"Someday we'll look back on this and it will all seem funny..."
-Bruce Springsteen, Rosalita
We're not only living through a paradigm shift vis-a-vis how we consume and share "content," we're observing strange days indeed at Netflix (NASDAQ:NFLX). Walk through a brief overview of recent developments before we get to the latest news.
- Spending spree Netflix adds cushion to yet another content provider's bottom line, as it continues to execute its seemingly unsustainable business model.
- Google (NASDAQ:GOOG) prepares to show off its firepower via YouTube by taking Netflix on headfirst. Hopefully, Google's (GOOG) earnings report this week will shed some light on its strategy.
- Netflix refuses to comment on the departure of its longtime VP of Investor Relations, the woman who might actually be the brainchild of the company's faux earnings calls.
Given Netflix's less-than-stellar history of communicating with investors, it comes as no surprise that we have yet to hear anything from the company about the VP of IR's exit or get introduced to her apparent replacement. And if it weren't for the SEC, we would probably not have gotten wind of this other piece of curious news that, for some reason, went under the radar late last week: Fidelity is further reducing its stake in NFLX.

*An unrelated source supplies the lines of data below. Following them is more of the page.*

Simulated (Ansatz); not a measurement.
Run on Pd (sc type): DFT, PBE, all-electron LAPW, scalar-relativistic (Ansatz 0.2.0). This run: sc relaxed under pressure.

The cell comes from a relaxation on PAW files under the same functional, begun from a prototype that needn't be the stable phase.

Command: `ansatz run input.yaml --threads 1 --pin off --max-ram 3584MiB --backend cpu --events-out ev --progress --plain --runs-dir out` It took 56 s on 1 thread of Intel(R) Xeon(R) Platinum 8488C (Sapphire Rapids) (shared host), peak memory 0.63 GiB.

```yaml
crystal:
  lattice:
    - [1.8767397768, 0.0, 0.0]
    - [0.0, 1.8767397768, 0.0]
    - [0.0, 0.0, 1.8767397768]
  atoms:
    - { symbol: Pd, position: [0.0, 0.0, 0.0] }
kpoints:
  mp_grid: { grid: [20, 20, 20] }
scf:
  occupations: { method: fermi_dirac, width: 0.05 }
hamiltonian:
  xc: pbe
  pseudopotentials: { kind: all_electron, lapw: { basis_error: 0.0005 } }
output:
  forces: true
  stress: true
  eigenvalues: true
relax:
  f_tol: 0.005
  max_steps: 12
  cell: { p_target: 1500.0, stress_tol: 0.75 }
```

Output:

According to an SEC filing that hit Friday afternoon, Fidelity Investments will trim its NFLX holding down to 1,431,145 shares or 2.7 percent of shares outstanding. That's down from more than 4 million shares and over 8 percent of the o/s, as of February 2011, and greater than 5 million shares and about 9.6 percent of the o/s in October 2010. In February 2010, Fidelity held 8,612,350 NFLX shares, which equated to nearly 16 percent of the o/s. Obviously, Fidelity has been consistently reducing its stake, over the last 6 to 12 months or so.
As with many things Netflix, we're left to speculate as to what's going on, given the company's trademark silence. I doubt this move by Fidelity has anything to do with the recent NASDAQ 100 shuffle, as NFLX makes up a relatively small portion of the index. I don't think it's linked to any regularly scheduled portfolio rebalancing at Fidelity. In a review of (way too many) SEC filings, my sore eyes tell me that Fidelity has either increased or stood relatively pat with respect to its holdings in other big name stocks, including Apple (NASDAQ:AAPL) and Chipotle Mexican Grill (NYSE:CMG).
For instance, a February 14th, 2011, filing by Chipotle shows that Fidelity holds the same number of shares in the company -- 4,033,817 or 13 percent of the o/s -- as it did at the end of December 2010. A filing on the same date by Apple reveals that Fidelity increased its stake in AAPL by 1,630,861 shares between the end of December, 2010, and mid-February.
I can only go over so many SEC filings, but I do not see a recent trend of Fidelity drastically decreasing its position in NASDAQ 100 companies such as Netflix.* In my estimation, this, combined with the other things I have written about, cannot be a good sign. If other institutions follow Fidelity's lead, the merits of Netflix's business model won't matter much. Such an exodus could literally implode the stock. As of the end of the December 2010, institutions and mutual funds control about 90 percent of the NFLX float, with Morgan Stanley (NYSE:MS) now at the top of the list after Fidelity's decision to run.
In the meantime, CEO Reed Hastings must have made a New Year's resolution to exercise his options and dump NFLX shares. It's become a weekly habit to the tune of 5,000 shares each time, bringing in well over a million bucks with each transaction. I fully realize that this might be part of his compensation deal. I don't even have a problem, in theory, with him doing this. If I could make myself a millionaire all over again each week, I would do the same. That said, it's worth mentioning in the overall context here. Plus, it appears that nobody on the inside has purchased shares for as far as the eye can see.
Netflix reports earnings a little bit later than originally scheduled. They orchestrate their call on April 25th. Hopefully, they'll change their format and permit analysts and investors to ask actual live questions of Hastings and CFO David Wells without the executives having the luxury of responding with what feels like a pre-prepared Hollywood script.